There’s a reason people say “ignorance is bliss”. Ignorance would stop one from getting riled up when one reads utter rubbish like “Scott Morrison finds $4 billion down the back of the couch“. According to The New Daily’s Money Editor, James Fernyhough,
The federal government has stumbled over an extra $4.4 billion, thanks to an unexpected boost in tax revenue and a drop in expenditure. The news, announced by Treasurer Scott Morrison and Finance Minister Mathias Cormann on Tuesday, reflected an unforeseen boost in economic activity in Australia.
The multi-billion dollar bonus does not mean that the government is out of the red – far from it. The budget for 2016-17 was still a massive $33.2 billion in deficit, meaning the government had to borrow that amount in order to fund its spending commitments.
But it means it had to borrow $4.4 billion less than it expected to back in May. As a result, the overall government debt expanded at a slower rate than expected. In total, the government now owes its lenders around the world $322.3 billion.
To suggest that the government “stumbled over” some money and has had to borrow less as a result is just factually wrong. The federal government does not borrow money. The federal government is the currency issuer. It is the only player in the economy who has that ability. If anyone else attempts to issue $A they will get a visit from the constabulary and a charge of forgery. So the idea that the federal government has to go out to “lenders around the world” to borrow the currency it – and only it – can issue is akin to saying that Qantas has to buy or borrow Frequent Flyer points from some market before it can issue them to its customers. Of course it doesn’t. Qantas can issue as many Frequent Flyers as it pleases, and it doesn’t need to get them from anywhere. They exist because Qantas issued them to someone. When that someone trades them back to Qantas in return for a service, they cease to exist again. So too every dollar exists because the federal government issued it into existence.
The back of that couch goes a long, long way. There is an infinite number of dollars down there. They are not a finite resource like gold. The only limit on their issuance is real resources and production: more dollars in the economy than idle productive capacity to absorb them and you get inflation.
Fernyhough goes on to say:
Where the money came from
In 2016-17, the government coffers took in a total of $409.9 billion, compared to the expected $405.7 billion. The lion’s share of that – $379.3 billion – came through taxation. The outperforming taxpayers were companies, consumers (via the GST) and importers (via customs and excise).
High income taxpayers contributed more than expected, while lower income taxpayers contributed less, bringing the overall income tax intake to sit around what was expected.

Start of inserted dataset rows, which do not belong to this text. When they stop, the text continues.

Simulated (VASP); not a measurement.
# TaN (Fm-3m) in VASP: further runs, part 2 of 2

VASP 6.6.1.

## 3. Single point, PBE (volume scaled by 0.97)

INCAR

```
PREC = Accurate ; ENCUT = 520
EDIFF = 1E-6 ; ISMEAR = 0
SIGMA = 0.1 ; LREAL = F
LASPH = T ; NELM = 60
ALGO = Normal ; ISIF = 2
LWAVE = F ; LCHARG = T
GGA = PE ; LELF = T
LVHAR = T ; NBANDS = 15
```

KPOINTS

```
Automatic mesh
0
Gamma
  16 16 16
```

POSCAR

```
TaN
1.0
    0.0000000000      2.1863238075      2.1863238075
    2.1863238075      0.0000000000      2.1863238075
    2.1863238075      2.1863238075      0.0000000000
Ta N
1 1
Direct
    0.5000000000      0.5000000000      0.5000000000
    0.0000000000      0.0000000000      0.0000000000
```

Non-tax receipts, which came from the sale of goods and services and interest on investments, stood at just over $30 million for the year.
Again, utter tosh.
There are no “government coffers” – the federal government does not run a bank account in a conventional sense, any more than Qantas have stocks of Frequent Flyers for a rainy day. The government does not recycle dollars – there’s no warehouse of them that must be stocked up before they can be issued on pension day. Every dollar the federal government spends is a new dollar that exists because it was spent by the federal government. So what stops all this money issuance causing inflation?
That’s where taxation comes in. It’s not the source of government funds, but the release valve that counteracts inflationary pressure. It’s the drain at the bottom that stops the flow from the tap at the top from overflowing the bath.
I have no idea what Mr Fernyhough thinks an “outperforming taxpayer” is. It’s not a term I’ve heard before, and I am hoping I don’t hear it again.
Where the money went
Over the 2016-17 year, the government spent a total of $438.9 billion, which was $1.3 billion less than it expected.
The savings came from slow take-up of the National Disability Insurance Scheme, lower-than-expected payments to states for infrastructure projects, and lower-than-expected spending on wage subsidies, among others.
These are not savings. There is no bank account to store such savings in. A more accurate way of stating this sentence would be:
the government reduced the size of the economy by $1.3 billion by withholding money from the disabled that they could have otherwise re-spent in the economy, by failing to invest in infrastructure projects and the employment that they would create, and by deliberately suppressing the spending capacity of wage-earners.
The article finishes with some quotes from Morrison about how he’s “keeping expenditure under control”. Nothing new there, our Treasurer has absolutely no idea what he’s doing. But Jim Chalmers (ALP) manages to keep the idiocy bipartisan, by blathering about “budget repair” and the size of the deficit.
The size of the deficit is not important. It is what it is. What matters is the level of unemployment and the level of inflation. To extend the earlier metaphor: do you care how many Frequent Flyer points Qantas have issued? Of course not. What matters is that there are not so many of them that Qantas could not provide the services to which holders of them are entitled when they want to claim them. That’s the employment/production equivalent in this metaphor, and if it’s not there when demanded, the value of those Frequent Flyers declines. You would need more of them to obtain the same service than you used to. That is the literal definition of inflation. It’s not the number of dollars in the economy that matters, but their stable purchasing power.
If the government allocated their resources and efforts in getting both unemployment and inflation below 2%, the economy would be in rude health. Focussing on the fiscal deficit or surplus is like a footy coach obsessing about the number of inside-50s their team takes, and not the scoreboard. It’s losing sight of the main game.